Saturday, June 30, 2012

it's not as easy as...

assalamulaikum wbt

Well, we all do know what word comes after the 'as' in the title up there. it is ABC.

Recently, I lost a grandmother, whom I would always dearly addressed her as Maktok. It was a great shock for me, because I was on the phone with her within a month before she was gone and she sounded okay. I mean okay; as healthy as always. She may have some problems with her knee a.k.a arthritis. But , it was just that. And the last time I've checked, arthritis wouldn't cause mortality, except if you fall due to arthritis. So, that night, she was gone due to breathing difficulty.

That call I got at 7am, really really shocked me. But since then, I've tried to get myself busy, by avoiding staying alone in my bedroom, if not..my tear glands would be stimulated. But still, whenever I went to bed, I would always have her in mind. It's like I'm flashing back all the memories I had with her. I could see how she would greet me with hugs and kisses whenever I went back to kampung. I could feel how I would hold her arms when she was having difficulty in walking. And, I would miss to experience that all over again.

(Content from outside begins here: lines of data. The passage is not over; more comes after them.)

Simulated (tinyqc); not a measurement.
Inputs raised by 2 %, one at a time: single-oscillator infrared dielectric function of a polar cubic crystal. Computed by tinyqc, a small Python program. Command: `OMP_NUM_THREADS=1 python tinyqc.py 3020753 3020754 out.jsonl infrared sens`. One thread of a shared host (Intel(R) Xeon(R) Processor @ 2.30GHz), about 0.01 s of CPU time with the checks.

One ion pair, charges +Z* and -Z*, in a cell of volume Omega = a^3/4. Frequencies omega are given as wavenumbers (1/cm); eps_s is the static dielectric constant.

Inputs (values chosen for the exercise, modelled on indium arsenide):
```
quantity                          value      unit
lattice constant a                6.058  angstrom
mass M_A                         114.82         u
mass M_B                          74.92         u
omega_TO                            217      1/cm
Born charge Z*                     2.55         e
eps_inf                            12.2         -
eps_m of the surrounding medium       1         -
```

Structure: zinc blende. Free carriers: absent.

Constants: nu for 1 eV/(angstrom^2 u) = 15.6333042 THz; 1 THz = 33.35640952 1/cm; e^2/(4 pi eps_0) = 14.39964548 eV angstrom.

Some people may have the thought 'she's only your grandmother, not your mother or father' so why bother grieving too long?. I'm sorry that those people may not have a good relationship with their grandparents,but the relationship i had with my Maktok is special. I would call her whenever I have problems or some hot stories to be told, she knew my crushes and stuffs. Or maybe asking for recipes. And, I also planned to stay with her during the upcoming holidays. Can you imagine how close we were?

And then one day, I had a talk with my friend, who had experienced a loss in her life too. I would not tell details of our conversations because it was a long one but she told me in the Quran, it is stated that our time of death has been  decided by Allah, and it would not be any faster or later than that. It made me think that how healthy a person is, the death is not any further from that person. People don't need a sign to be gone.

So do you..and me.

Alhamdulillah, after the talk, I am abled to be calm again. Maybe I've heard what I wanted to hear, not what I have/need to hear. Merci mon amie. Till death do us apart.

p/s: and how does my title relates with my situation?

to deal with the death of the loved ones, it is not as easy as ABC..

2 comments:

  1. dedek, i've been missing her for days. at least hg dpt tgk maktok before die dikebumikan. me?